DURHAM, N.C. – Big changes are on the way for Duke rowing. The program, which head coach Robyn Horner started from scratch 15 years ago, has begun construction on a new boathouse at Lake Michie in Bahama, N.C., and will increase the number of scholarships available to the maximum limit allowed by the NCAA over the next several years.
The Duke rowing program began in 1999 under the guidance of Horner, who, during her 15 years at Duke, has turned the fledgling program into an annual top-three finisher at the ACC Championship. In 2013, the Horner-led Blue Devils reached another rung in their ascent to top of the collegiate rowing ranks by cracking the CRCA/US Rowing Top 20 National Poll. Now with drastic improvements on the way, Duke is in line to ascend to the next level on the national rowing scene.
“The commitment from Duke to elevate our program is really exciting,” Horner said. “When you consider the addition of scholarships and the construction of a new boathouse, this really creates a positive environment for our student-athletes and gives us a tremendous competitive advantage. This is the beginning of the next step for DWR.”
The former Duke boathouse was taken down on Nov. 11, 2013, and construction on the new boathouse began just two days later. The new structure will have capacity to house 56 boats and all other rowing equipment, a training room and an indoor exercise facility for warmup and stretching before the Blue Devils take to the lake. The project is expected to be completed at the end of February.
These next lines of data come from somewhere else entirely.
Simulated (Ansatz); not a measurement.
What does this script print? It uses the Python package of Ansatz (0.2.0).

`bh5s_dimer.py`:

"We could not be more grateful and excited for these upcoming changes for our program,” said Elizabeth Howell, a senior and team captain. “A refurbished boathouse gives our team a new home, and the addition of more scholarships undoubtedly increases our capacity to recruit the kind of top-tier athletes that will help move our program forward. Personally, I am excited to know that when my class graduates, our team will be sustained by this commitment from Duke Athletics for many years to come."
Duke Athletics generated funds for the new boathouse and scholarships through donations from alumni and alumni parents as well as Duke University campus recreation. The scholarships were part of a larger improvement to all Duke women’s athletic teams that will bring to maximum capacity the available scholarships for Duke rowing, women’s fencing, women’s swimming and diving and women’s track and field over the next several years as well as the addition of softball as a varsity sport.
“Bringing DWR up to the maximum scholarship amount is going to have a tremendous impact on the program,” Horner said. “The additional scholarships will increase the competitiveness within our program and allow our team to push to new levels.”
Duke opens the 2014 season on March 9 against Tennessee on Melton Lake in Oak Ridge, Tenn. Duke returns six members of last year’s varsity eight, which defeated three ranked teams and clocked the fourth fastest time in school history at the 2013 Clemson Invitational.